Rice production estimate for 2015-16 projected down 7% from earlier forecasts.
WASHINGTON, D.C., U.S. — The total rice production estimate for Mexico for the 2015-16 marketing year has been revised to 217,000 tonnes, down about 7% from the U.S. Department of Agriculture’s (USDA) estimate, according to a September GAIN report issued by the Foreign Agricultural Service (FAS) of the USDA. 

In addition to the downward revision, the FAS said that on July 23 Luis Bueno Torio, president of Mexico’s National Rice Product System, indicated that the Secretariat of Agriculture, Livestock, Rural Development, Fisheries and Foodstuffs (SAGARPA) granted support payments of 3,000 pesos per hectare for irrigated plots and 1,500 pesos per hectare for non-irrigated land, for a period of three years. The initiative comes after more than a year of requesting government support.

Bueno Torio said the amount represents approximately 20% of cultivation cost and will benefit about 3,000 rice growers in seven states in Mexico that should produce new rice varieties during the current and following two planting crop seasons, according to the FAS.

The main objective of the new support program, according to the Mexican Rice Council, is to boost domestic rice production and its productivity, in order to increase its market share in the Mexican market and provide an alternative crop to improve farmers’ income. The FAS noted in the GAIN report that the goal is to establish 51,900 hectares under the program over a period of three years.

Bueno Torio also said the government support may be used by more than 50% of rice growers, who have the option to plant new varieties of long grain rice seeds, two of which have been developed by the National Institute of Forestry, Agriculture and Livestock (INIFAP).
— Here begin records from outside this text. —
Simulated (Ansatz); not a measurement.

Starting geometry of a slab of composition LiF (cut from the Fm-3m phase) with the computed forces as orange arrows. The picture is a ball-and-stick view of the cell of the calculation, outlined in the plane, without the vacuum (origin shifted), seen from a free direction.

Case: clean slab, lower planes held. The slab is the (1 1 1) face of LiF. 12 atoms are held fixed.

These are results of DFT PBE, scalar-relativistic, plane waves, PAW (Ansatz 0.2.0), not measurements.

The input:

The FAS report noted that the goal of the support program is to increase domestic production by nearly 200,000 tonnes in the 2018 crop cycle, to reach up to 380,000 tonnes. Bueno Torio also noted that with the support, Mexico is expected to import as much as 60% of its rice, which he said may help avoid unfair competition in the domestic rice market, according to the report.

In addition to rice, the FAS said production estimates for corn, sorghum and wheat production in Mexico have been revised downward from earlier USDA forecasts, reflecting smaller-than-previously-estimated planted area and irregular weather conditions.